The South Asian nation of 220 million is home to 7,253 glaciers, with more glacial ice than any other country on Earth outside the polar regions.

But climate change is “eating away Himalayan glaciers at a dramatic rate,” a study published last year in the journal Science Advances noted.

As glacier ice melts, it can collect in large glacial lakes, which are at risk of bursting through their banks and creating deadly flash floods downstream. More than 3,000 of those lakes had formed as of 2018, with 33 of them considered hazardous and more than 7 million people at risk downstream, according to the UN Development Program.

Now, there is an added dimension to the problem of flooding.

Mohammed Khalid Idrees Rana, director of operations at the Indus River System Authority, said “The drop in temperature in the northern areas, especially Skardu, has resulted in a significant reduction of water inflows in our rivers, and this is obviously worrisome for all of us”.

Pakistan’s water storage capacity is now only enough for 33 days which, experts say, should be increased to at least 100 days to ensure much-needed water supplies for agriculture, industry and other purposes.

The country’s river flows, heavily dependent on glacial melt (41 percent), snowmelt (22 percent) and rainfall (27 percent), are suffering from slow glacial melt, officials say.

The Indus system receives an annual influx of 134.8 million acre-feet of water, while Pakistan receives snowfall only in the northern areas during winter.

According to the Ministry of Water Resources, Pakistan’s stored water has plummeted to 1 million acre-feet, though it stood at 7 million acre-feet during the corresponding period last year.

Rana said the temperature in the country’s northern regions housing glaciers and snow was usually 22-23 degrees Celsius during this time of the year, but currently stood between 16 and 19 degrees Celsius due to thick clouds.

“Climate change has been severely impacting our water inflows from glaciers,” he said.

“If the current temperature prolongs for another seven to eight days, we may have to cut the water share of provinces.”

Going by the ministry’s data, water inflows from the northern areas in the Indus water system have reduced by 22 percent compared to last year’s inflows.

Rana said that the prevailing water situation in the country could delay rice sowing, as cotton sowing in Punjab was already in process and completed in Sindh.

“There is no imminent threat to drinking water supplies in the provinces,” he added.

Water flows in the system were registered at 176,000 cusecs as of Monday while the flows that the country received a day before stood at 188,000 cusecs per day. Last year, during the same period, average water flows stood at 225,000 cusecs.

Average water inflows in the last 10 years have been recorded at 218,000 cusecs per day, according to the Ministry of Water Resources.

Experts estimate that around 60 percent of Pakistan’s water is currently lost as runoff to the sea due to a lack of reservoirs.
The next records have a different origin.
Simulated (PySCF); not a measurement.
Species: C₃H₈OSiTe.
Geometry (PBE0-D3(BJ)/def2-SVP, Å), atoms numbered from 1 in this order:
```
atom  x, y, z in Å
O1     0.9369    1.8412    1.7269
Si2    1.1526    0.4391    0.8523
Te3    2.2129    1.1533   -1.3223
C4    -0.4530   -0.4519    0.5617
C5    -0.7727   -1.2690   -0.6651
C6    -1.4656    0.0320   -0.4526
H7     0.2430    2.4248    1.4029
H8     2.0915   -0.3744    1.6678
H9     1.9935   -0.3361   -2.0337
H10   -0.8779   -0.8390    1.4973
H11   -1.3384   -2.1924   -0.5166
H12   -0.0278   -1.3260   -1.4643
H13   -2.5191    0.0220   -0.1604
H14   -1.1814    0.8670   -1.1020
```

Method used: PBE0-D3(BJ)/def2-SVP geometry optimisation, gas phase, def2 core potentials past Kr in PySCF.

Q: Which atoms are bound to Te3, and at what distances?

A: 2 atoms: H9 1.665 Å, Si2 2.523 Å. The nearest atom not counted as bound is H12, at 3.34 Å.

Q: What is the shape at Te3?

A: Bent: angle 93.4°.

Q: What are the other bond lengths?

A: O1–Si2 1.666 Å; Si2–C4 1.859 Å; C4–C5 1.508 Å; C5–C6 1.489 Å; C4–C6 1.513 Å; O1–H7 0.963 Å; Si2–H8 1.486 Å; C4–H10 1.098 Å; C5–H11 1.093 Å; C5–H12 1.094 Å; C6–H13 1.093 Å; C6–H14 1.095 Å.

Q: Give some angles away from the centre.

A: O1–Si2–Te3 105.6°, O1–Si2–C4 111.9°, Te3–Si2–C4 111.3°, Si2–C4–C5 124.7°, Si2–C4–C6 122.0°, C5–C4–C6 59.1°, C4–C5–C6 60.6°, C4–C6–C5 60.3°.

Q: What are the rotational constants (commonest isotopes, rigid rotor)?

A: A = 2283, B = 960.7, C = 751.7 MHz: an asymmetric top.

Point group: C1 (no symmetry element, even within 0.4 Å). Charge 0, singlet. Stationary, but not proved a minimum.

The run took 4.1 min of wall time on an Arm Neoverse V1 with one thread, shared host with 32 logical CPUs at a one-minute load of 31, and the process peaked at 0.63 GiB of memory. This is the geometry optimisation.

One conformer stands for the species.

Dr. Pervez Amir, director of the Pakistan Water Partnership, said the country would continue to face water shortage issues until it constructed more reservoirs to collect around 17 million acre-feet of water coming from the Kabul River every year.

“Our food and energy security will be at stake in the years to come if we fail to harness excess water from different resources,” he said.

“We should also abandon water-guzzling crops like rice and sugarcane to save the precious resource.”